Farm groups and the chairwoman of the Senate Agriculture Committee, Sen. Debbie Stabenow, D-Mich., hailed the move, which resulted in part from pressure brought by lawmakers, farmers and agricultural organizations. But some, including New York Farm Bureau, warned that other parts of the regulation that were not held up could discourage youths from farm work.

With the final regulations in limbo, the Labor Department said the parental exemption will apply to children whose parents are partial owners in a farm, partners in a farm ownership or officers in a corporation that owns a farm, so long as the ownership interest is “substantial.”

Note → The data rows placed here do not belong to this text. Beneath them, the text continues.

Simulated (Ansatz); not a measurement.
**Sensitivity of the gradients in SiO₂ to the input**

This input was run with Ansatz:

The parental exemption, created by Congress in 1966, allows children younger than 16 to perform any job on a farm owned or operated by a parent or someone standing in as a parent. That basic principle was never threatened, but children might have been barred from working on farms with more complicated joint ownership — an arrangement that has become more common as farms have grown in recent decades.

Farm groups also said they worried that children would be barred from working on farms owned by their grandparents or other extended relatives, a situation the Labor Department said it would consider. Those jobs could include operating machinery or working around breeding cattle, the National Milk Producers Federation said.

Other sections bar youths from jobs that might inflict pain on an animal, which farm groups say could be as routine as picking a horse’s hooves or leading a cow around a barn.

A new set of proposed regulations will be published this summer, the department said, giving the public more time to submit comments.

The rules, proposed last September, followed reports that children are much more likely to be killed in farm accidents than in all other types of work combined. But farm groups, including the NMPF, questioned that and other assertions, suggesting the department’s data was incomplete or not entirely reliable. The Milk Producers Federation represents farmers’ bargaining cooperatives.

The Labor Department has said hundreds of thousands of people younger than 18 work on farms, but acknowledged that accurate data is not available and that the number of children affected by the proposal is “quite small.”

Mrs. Stabenow, who wrote to Labor Secretary Hilda Solis in October to complain about the proposal, has warned that such restrictions on child labor could undermine not only traditional work on farms but youth programs such as 4-H. Other lawmakers, including Rep. William L. Owens, D-Plattsburgh, and other members of the upstate New York delegation complained to the department as well.

In a statement Wednesday, Ms. Stabenow said, “Of course there should be safeguards to protect children from dangerous situations, but there needs to be an understanding that many children in rural communities learn about safety by helping their family on the farm.”

The American Farm Bureau Federation praised the move but said the proposed regulations as they stand should be further rolled back.

“Farm work has always played a significant role in the lives of rural youth across the country, whether they are milking cows on their grandparents’ farm or harvesting apples as a summer job,” said AFBF President Robert Stallman. “DOL’s rule would have a detrimental effect on family farms and would create an even tighter supply of farm labor when it’s already in short supply.”